Using Adjusted Interest Rate Total Return futures to trade equity financing levels along the curve

  • Adjusted Interest Rate (AIR) Total Return futures have had considerable success since launching in September 2020.
  • Liquidity in both near and distant contracts is substantial. AIR S&P 500 TRF open interest (OI) is approaching 200,000 and volume can be more than 20,000 on a given day.  There are sizable positions out to December 2028.
  • Trading calendar spreads in AIR TRF enables one to take advantage of the shape of the equity financing curve and position for alpha opportunities in a capital-efficient manner.
  • Examining prior changes to the equity financing curve highlights trades that would have generated high returns.

Breadth and depth


Adjusted Interest Rate Total Return futures (AIR TRF) are designed to provide investors with a highly margin-efficient futures product that delivers total return exposures to equity index investors.

The construction of the AIR TRF futures was created with an embedded floating rate to offer an economic return profile more analogous to a traditional equity swap. This can help investors who wish to manage longer dated equity exposures without the complication of pricing in dividend risk or trading fixed-rate financing. AIR TRFs also provide a transparent view of the equity financing level of a given index for different maturities along the curve. A full explanation of AIR TRF that describes the interest rate profile, day counts, accruals, financing, and other calculations is provided here.

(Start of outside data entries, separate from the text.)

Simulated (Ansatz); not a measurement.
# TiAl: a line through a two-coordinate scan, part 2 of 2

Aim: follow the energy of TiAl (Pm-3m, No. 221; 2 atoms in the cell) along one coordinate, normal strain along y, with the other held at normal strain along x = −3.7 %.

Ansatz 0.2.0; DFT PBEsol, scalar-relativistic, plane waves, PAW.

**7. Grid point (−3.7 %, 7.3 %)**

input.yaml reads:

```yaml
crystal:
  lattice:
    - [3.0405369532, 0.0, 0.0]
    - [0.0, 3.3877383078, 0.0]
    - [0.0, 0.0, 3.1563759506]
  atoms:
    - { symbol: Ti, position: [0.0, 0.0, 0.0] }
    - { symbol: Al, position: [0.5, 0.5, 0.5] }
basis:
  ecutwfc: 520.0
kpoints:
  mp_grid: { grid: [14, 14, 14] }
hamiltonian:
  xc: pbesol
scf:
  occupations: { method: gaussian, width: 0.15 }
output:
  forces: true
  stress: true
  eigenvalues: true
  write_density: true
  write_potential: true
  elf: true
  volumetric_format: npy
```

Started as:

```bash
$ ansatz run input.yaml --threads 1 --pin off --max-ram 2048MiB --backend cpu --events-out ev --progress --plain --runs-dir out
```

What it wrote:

The S&P 500 AIR TRF was first launched in September 2020 and CME Group has recently expanded the suite to include the five key U.S. equity indices.

Exhibit 1: U.S. Adjusted Inter Rate Total Return futures (AIR TRFs)

FUTURES CONTRACT

S&P 500 Adjusted Interest Rate Total Return futures

Nasdaq-100 Adjusted Interest Rate Total Return futures

Russell 1000 Adjusted Interest Rate Total Return futures

Russell 2000 Adjusted Interest Rate Total Return futures

Dow Jones Industrial Average Adjusted Interest Rate Total Return futures

UNDERLYING INDEX (BLOOMBERG)

SPTR

XNDX

RU10INTR

RU20INTR

DJITR

CME BTIC TICKER (TRADEABLE)

AST

AQT

ART

A2T

ADT

CME OUTRIGHT TICKER (NON-TRADEABLE)

ASR

AQR

ARR

A2R

ADR

BLOOMBERG BTIC FRONT MONTH (TRADEABLE)

AXWA Index

QATA Index

MATA Index

RATA Index

DATA Index

BLOOMBERG OUTRIGHT FRONT MONTH (NON-TRADEABLE)

AXRA Index

QARA Index

MARA Index

RARA Index

DARA Index


Investors have noted that the liquidity and margin efficiencies of total return futures often make the product a popular alternative to Total Return Swaps (TRS). Uncleared Margin Rules (UMR) have been a significant driver of this adoption and have resulted in initial margins on bilateral equity index swaps rising to a minimum of 19% versus exchange-traded margins, which are typically in the 4-5% range (AIR TRF margins discussed below). 1

With a centrally cleared futures contract, there are additional features beyond margin savings. Trading total return futures enables one to net down offsetting margin across all counterparties that one may face.  Another advantage is being able to seek transactional liquidity from multiple counterparties rather than being tied to the original liquidity provider as in the case of a swap.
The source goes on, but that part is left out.